Multiple threads accessing one variable

Question

I found this question in a textbook I am reading. The solution is given below it as well. I'm having trouble understanding how the minimum could be 2. Why couldn't a thread read 0, all other threads execute and it writes 1? And whether it is 1 or 2, the thread writing last must still complete its own loop?

int n = 0;
int main(int argc, char **argv) {
 for (i = 0; i < 5; i++) {
 int tmp = n;
 tmp = tmp + 1;
 n = tmp;
 }
 return 0;
}

If a single thread ran this application, you would expect the final output to be 5. What if 5 threads ran the same loop in parallel? What are the largest and smallest values n could have? The largest should be selfevident: 25, with 5 increments from 5 threads. However, reasoning about the smallest possible value is more difficult. Hint: n can be less than 5, but it is up to you to figure out why.

Solution:

With five threads running this five-iteration loop and with no protection from concurrent accesses, the lowest value that n can reach is two. Understanding how to reach this result is easiest when working backwards from the final result. For the final output to be two, a thread must have read a value of one from n, incremented it, and then written two. That means that another thread wrote one, implying that it also initially read zero (which is also the starting value for n). This accounts for the behavior of two of the five threads. However, for this behavior to occur the results of the other three threads must have been overwritten. Two valid executions could accomplish this. Either 1) all three threads began and completed execution between the first thread reading zero and writing one, or 2) all three threads began and completed execution between the final thread reading one and writing two. Both execution orderings are valid.

Answer 1

Assuming every thread has a local i (i.e., every thread will run for 5 iterations no matter what), let's try to get 1 as the result. This would mean the last thread to write a value would have to read 0 for n on its 5th iteration. The only way this could happen is if no thread has yet written to n at the start of that thread's 5th iteration, yet for that thread to be on its 5th iteration that thread itself must have written to n, hence it is not possible.
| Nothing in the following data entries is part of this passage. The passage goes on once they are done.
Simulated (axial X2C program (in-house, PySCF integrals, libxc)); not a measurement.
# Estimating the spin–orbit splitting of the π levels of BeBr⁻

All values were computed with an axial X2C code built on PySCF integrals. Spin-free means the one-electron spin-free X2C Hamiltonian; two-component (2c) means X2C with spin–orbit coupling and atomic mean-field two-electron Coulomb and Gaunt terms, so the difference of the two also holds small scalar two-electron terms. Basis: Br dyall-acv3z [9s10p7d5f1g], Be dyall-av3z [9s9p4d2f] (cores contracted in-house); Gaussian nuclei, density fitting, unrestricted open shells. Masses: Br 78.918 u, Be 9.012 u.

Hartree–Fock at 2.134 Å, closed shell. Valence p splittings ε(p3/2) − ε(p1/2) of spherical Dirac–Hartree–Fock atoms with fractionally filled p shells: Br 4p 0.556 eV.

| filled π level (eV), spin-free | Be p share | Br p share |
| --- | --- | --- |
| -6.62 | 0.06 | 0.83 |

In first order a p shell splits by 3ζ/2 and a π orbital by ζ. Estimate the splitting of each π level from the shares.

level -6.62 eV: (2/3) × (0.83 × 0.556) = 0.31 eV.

Thus the smallest possible result is 2, which can occur, e.g., as follows: the last thread to write n has completed 4 iterations, then another thread writes 1, the last thread reads the 1 at the start of its 5th iteration, all other threads complete all their iterations before the last thread, and finally the last thread completes its 5th iteration writing the 2.

Disclaimer: I am answering the conceptual question about multithreading – as others have pointed out, the lack of atomicity might lead to undefined behaviour and arbitrary results if the C code presented were used as is. Based on the question's “self-evident” largest number case I'm guessing the textbook's author either doesn't realise this, or is using a C-like pseudo code to illustrate the concept. If the former, then the correct answer would be that the book is wrong, but I think the answer in the latter case is also educational.

Answer 2

Just some insight to add on: Adding, subtracting, etc in C using the + operator is more than just 1 operation. Down in assembly level the + operation is composed of multiple instructions. If multiple threads were to be accessing one variable and there is a bad interleaving of these instructions, the end result could be a horribly incorrect result -> this is another reason why we need things like mutexes, semaphores, and condition variables.

Answer 3

The largest should be selfevident: 25, with 5 increments from 5 threads.

Totally and completely wrong. Whatever said this should not ever be listened to (at least about things involving threading), period.

 int tmp = n;
 tmp = tmp + 1;
 n = tmp;

Imagine a CPU that had no increment operation, but had an efficient "add 10" operation and an efficient "subtract nine" operation. On such a CPU, tmp = tmp + 1; could be optimized to tmp += 10; tmp -= 9;. The compiler could also optimize out tmp entirely by operating on n.

So this code could become the equivalent of:

n += 10;
n -= 9;

Now imagine this happens: All five threads add 10, so n is now 50. The first thread reads the 50, the other four threads subtract 9. The first thread subtracts 9 from the 50 it read and writes 41. So when all is done, n is 41.

So what is claimed to be self-evident is utterly false. Whoever wrote that doesn't understand threading in C.

if every thread writes a 1 then the final value cannot magically be something else

Also utterly and completely false. Consider a CPU that writes a 1 by first writing a 0 and then incrementing the value. If this happens on two cores, the final result could be 2. This textbook was written by someone who fundamentally doesn't understand threading and undefined behavior.

(I'm assuming this textbook isn't limited to some special context in which what it's saying is true. For example, it might be using "C-like" code as a form of platform-neutral assembly language and it might be making assumptions about platforms in which aligned integers have specific guarantees. But if that's so, what it's teaching does not translate to C code at all and would only apply to people writing assembly code on CPUs whose rules match the textbook's assumptions.)

Answer 4

The point is that the thread is sharing the same instance of data. Also, it seems to be assumed that all the other threads run at the same rate of execution.

Therefore as each thread rounds the loop (getting to the i++ part of the for), they all increment i nearly simultaneously, so it is as if the code were written:

 for (i = 0; i < 5; i++, i++, i++, i++, i++)
    ...

at least in the extreme case which gives the minimum number of iterations.